At Silverstone 2011 Webber had no intention of breaking team orders. He put on a show of a fight, to save face. On one lap coming out of woodcote he could’ve easily stuck it outside of Vettel,but watch the onboard, he lifted and gave Vettel the racing line.It was all bark and no bite.


No way he could have get passed there. Stop making excuses for Webber, he ignored teamorders at least 5 times we know now and he was always defended by the media and Vettel haters.

Now Vettel does it and he is the anti-christ.

Such hypocrisy.


Watch my link below on youtube, i think it will refresh your memory of Silverstone 2011.


Can you list 5 times?


1. Turkey 2010, Webber was told to save fuel and not fight Vettel. He fought.

2. Silverstone 2011, told to maintain the gap while Vettel had KERS issues and had to save fuel. Ignored it.

3. Abu Dhabi 2012, told not to fight Vettel and let him through. Ignored it for a few laps which mad Vettel lose 2nd place in the end.

4. Brazil 2012, told to not fight Vettel at the start. He ignored it.

5. Brazil 2012, told to let Vettel past later in the race. Ignored it for a few laps.

And these are only the public ones.


Where does Dougel disparage Vettel in any way? You are way off the mark.


Bit of topic this, but it’s starting to look like Schumacher had plenty of fight left in him after all. Rosberg’s performances against Hamilton,admittedly after only 2 races, indicate scumacher, even in his mid forties, had the legs of one of best of the current generation of drivers. Impressive.


Just a wild thought. In tennis, there are senior competitions which is there ‘for the fans’.

I think the likes of Schumacher, Hakkinen, Prost, Mansell, Barachello and all other retired F1 drivers should have a regular gather and compete in the same car at least once a year.
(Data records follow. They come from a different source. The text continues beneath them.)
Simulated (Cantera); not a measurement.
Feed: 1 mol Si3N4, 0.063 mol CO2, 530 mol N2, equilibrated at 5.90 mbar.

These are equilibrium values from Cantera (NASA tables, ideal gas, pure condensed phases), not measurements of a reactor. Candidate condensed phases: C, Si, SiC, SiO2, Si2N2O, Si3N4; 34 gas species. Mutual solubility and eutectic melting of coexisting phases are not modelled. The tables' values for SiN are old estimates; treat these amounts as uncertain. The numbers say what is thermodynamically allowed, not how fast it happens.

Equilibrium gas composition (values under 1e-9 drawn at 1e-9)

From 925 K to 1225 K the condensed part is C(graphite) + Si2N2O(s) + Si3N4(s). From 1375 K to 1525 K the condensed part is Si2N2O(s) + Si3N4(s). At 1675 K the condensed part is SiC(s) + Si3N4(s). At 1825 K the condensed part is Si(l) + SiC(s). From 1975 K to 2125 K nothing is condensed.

It will be like the Olympics, where each city gets chosen and other cities wait in line to have the privilege to hold the legends race.

Such attractions would be enough to generate lots of TV audience which should be enough to pay these heroes and the gear required to set them up for the race.

Young guns can challenge them but there is no prize won at the end. Just a bravo.


They have a similar thing in the AFL in Aus; they call it a Slowdown 😉

Good idea, but isn’t this kind of what the Race Of Champions is about?


Yes, ROC (race of champions) has the right idea. But the showdown format is too brief and kinda boring.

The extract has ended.